Sometimes what a speaker means to emphasize and what a listener hears are two very different things. Subtle cues—like a rise in pitch—can be missed. That’s especially true when either the speaker or listener is using a language other than his or her native one.

Those language miscues are what most intrigue new UK professor Mingzhen Bao.

In just her first semester at UK on a joint appointment with the Linguistics Program and the Department of Modern and Classical Languages, where she teaches Chinese, Bao is poised to begin cutting-edge research on production and perceptions of speech prosody in Chinese.

By next semester, Bao will have her new phonetics lab at UK up and running, ready to perform experiments to analyze how American students learning and listening to Chinese perceive Chinese focus and accent as well as tonal distinctions.

What she learns could then help inform and improve the ways Chinese is taught as a second language.

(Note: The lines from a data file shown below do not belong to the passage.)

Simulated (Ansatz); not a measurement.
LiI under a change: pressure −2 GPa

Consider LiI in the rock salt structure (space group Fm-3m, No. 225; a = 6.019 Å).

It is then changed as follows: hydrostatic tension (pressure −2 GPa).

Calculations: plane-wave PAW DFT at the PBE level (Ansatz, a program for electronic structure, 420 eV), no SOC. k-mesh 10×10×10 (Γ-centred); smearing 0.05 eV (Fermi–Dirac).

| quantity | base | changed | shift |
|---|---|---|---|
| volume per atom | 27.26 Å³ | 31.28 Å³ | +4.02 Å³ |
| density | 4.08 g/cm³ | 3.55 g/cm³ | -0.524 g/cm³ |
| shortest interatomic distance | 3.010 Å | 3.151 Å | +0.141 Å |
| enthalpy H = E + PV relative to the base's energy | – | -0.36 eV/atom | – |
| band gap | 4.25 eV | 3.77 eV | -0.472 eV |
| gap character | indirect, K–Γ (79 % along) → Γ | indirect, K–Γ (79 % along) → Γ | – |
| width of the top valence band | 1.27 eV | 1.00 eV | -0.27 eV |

The research will be an expansion and extension of Bao’s earlier dissertation work, which she completed in earning her PhD in linguistics from the University of Florida in 2008. In that research, she analyzed native speakers production and perception of prominence among lexical tones in Mandarin Chinese.

Bao is eager to expand her work to include second language learners, and she feels her joint appointment as an instructor of both linguistics and Chinese at UK is ideal for her particular research interests.

“My position here is a great match with my teaching and research interests. I have teaching interests in both language and linguistics courses. Here I can teach the language and get new ideas for my research in terms of how students acquire Chinese language skills, and study those from a linguistics perspective,” said Bao, a native of Hangzhou, China, and a graduate of China’s Zhejiang University, where she earned an undergraduate degree in English and a master’s degree in applied linguistics.

In her lab, Bao will have students record and listen to Chinese utterances. She will use spectrograms to chart their production of the acoustic parameters of those sounds, and use behavioral experiments for trainings and perception tests of sound discrimination and identification.

“We examine acoustic parameters to exploit how native speakers create emphases by producing utterances that contain contrastive focus and sentential accent. And then we compare parameters in production with cues used in perception of linguistic prominence to investigate if there are any (mis)matches in-between,” Bao explained.

Bao’s specialized knowledge of phonetics makes her an “absolutely stellar addition to UK’s linguistics faculty,” said Greg Stump, UK’s Linguistics Program director. “Her research draws upon the methods of both phonetics and psycholinguistics and has direct and profound implications for theories of language processing and acquisition, not only in relation to Chinese but in relation to the thousands of other tone languages spoken on this planet.”

Bao’s addition to the Modern and Classical Languages Department faculty has allowed UK to offer a 400-level, advanced Chinese class for the first time. Bao currently has five students in her advanced class, but she hopes that number will grow as Chinese course offerings at UK continue to expand and more introductory sections are offered.

As China solidifies its presence as a global power in the world’s economy, more and more students will want to learn Chinese in order to do business there, Bao said. Already, her UK students come from a variety of disciplinary interests—from economics and international relations to engineering.

Bao is excited by the momentum of the Chinese and Asian programs at UK, citing recent and planned new hires of faculty to focus on Chinese and Japanese language, literature, culture, and the goal of eventually offering majors and minors in Chinese and Japanese.

“Within two years we are looking at four new faculty members in this division. That is really exciting,” she said.

With just a few months at UK behind her, Bao has also been energized by the supportive research and learning atmosphere here, she said.

“We have a lot of seminars open to both faculty and students, where for example all the instructors of introductory linguistics can come together and share experiences to improve our teaching in the courses. And there have been career development seminars for young faculty members. All of these things make you feel like you’re being welcomed and at the same time give you an opportunity to make contributions to the learning environment here.”